Link Search Menu Expand Document

SQL

Table of contents

  1. Overview
  2. Preparation methods
  3. Query execution

Overview

This module allows executing SQL queries over bounded and unbounded collections. Because SQL statements can only be applied to collections of rows, Kio provides some methods to transform Kotlin data classes to rows easier.

Preparation methods

Method Description
toRows()
↪️ PCollection<Row>
Transforms the input collection of data class instances into the collection of rows.
with(collections)
↪️ PCollectionTuple
Returns a PCollectionTuple with input collections mapped to the names.

Arguments:
· vararg collections: Pair<PCollection<Row>, String> - a pair with an input collection of rows and a name for this collection

Query execution

There is the sql method for PCollection<Row> and PCollectionTuple which require a string with the SQL query as an argument.

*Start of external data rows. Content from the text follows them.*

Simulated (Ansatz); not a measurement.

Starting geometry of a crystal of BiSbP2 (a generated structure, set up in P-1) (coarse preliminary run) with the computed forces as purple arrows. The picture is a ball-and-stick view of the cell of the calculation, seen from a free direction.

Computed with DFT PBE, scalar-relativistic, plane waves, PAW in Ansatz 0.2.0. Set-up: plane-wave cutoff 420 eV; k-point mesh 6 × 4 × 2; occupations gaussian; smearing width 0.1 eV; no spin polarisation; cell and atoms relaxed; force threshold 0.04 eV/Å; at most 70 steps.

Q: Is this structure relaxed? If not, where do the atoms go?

In case when you use SQL queries over PCollection<Row> you should use PCOLLECTION as the name of the source in the FROM clause:

kio.parallelize(listOf(
        Person(0, "John", 26),
        Person(1, "Peter", 13),
        Person(2, "Tim", 64),
        Person(3, "Jane", 31),
        Person(4, "Bill", 17)
    ))
    .toRows()
    .sql("SELECT id FROM PCOLLECTION WHERE age >= 18")

To execute the SQL query over PCollectionTuple it’s needed to use predefined names for sources:

val persons = kio.parallelize(listOf(
    Person(0, "John", 26, 2),
    Person(1, "Peter", 13, 0),
    Person(2, "Tim", 64, 1),
    Person(3, "Jane", 31, 1),
    Person(4, "Bill", 17, 2)
))

val cities = kio.parallelize(listOf(
    City(0, "Moscow"),
    City(1, "Paris"),
    City(2, "London"),
    City(4, "Tokyo")
))

with(
    persons.toRows() to "persons",
    cities.toRows() to "cities"
)
    .sql("""
        SELECT p.name
        FROM persons p
        JOIN cities c
          ON p.cityId = c.id
        WHERE c.name = 'Paris'
    """)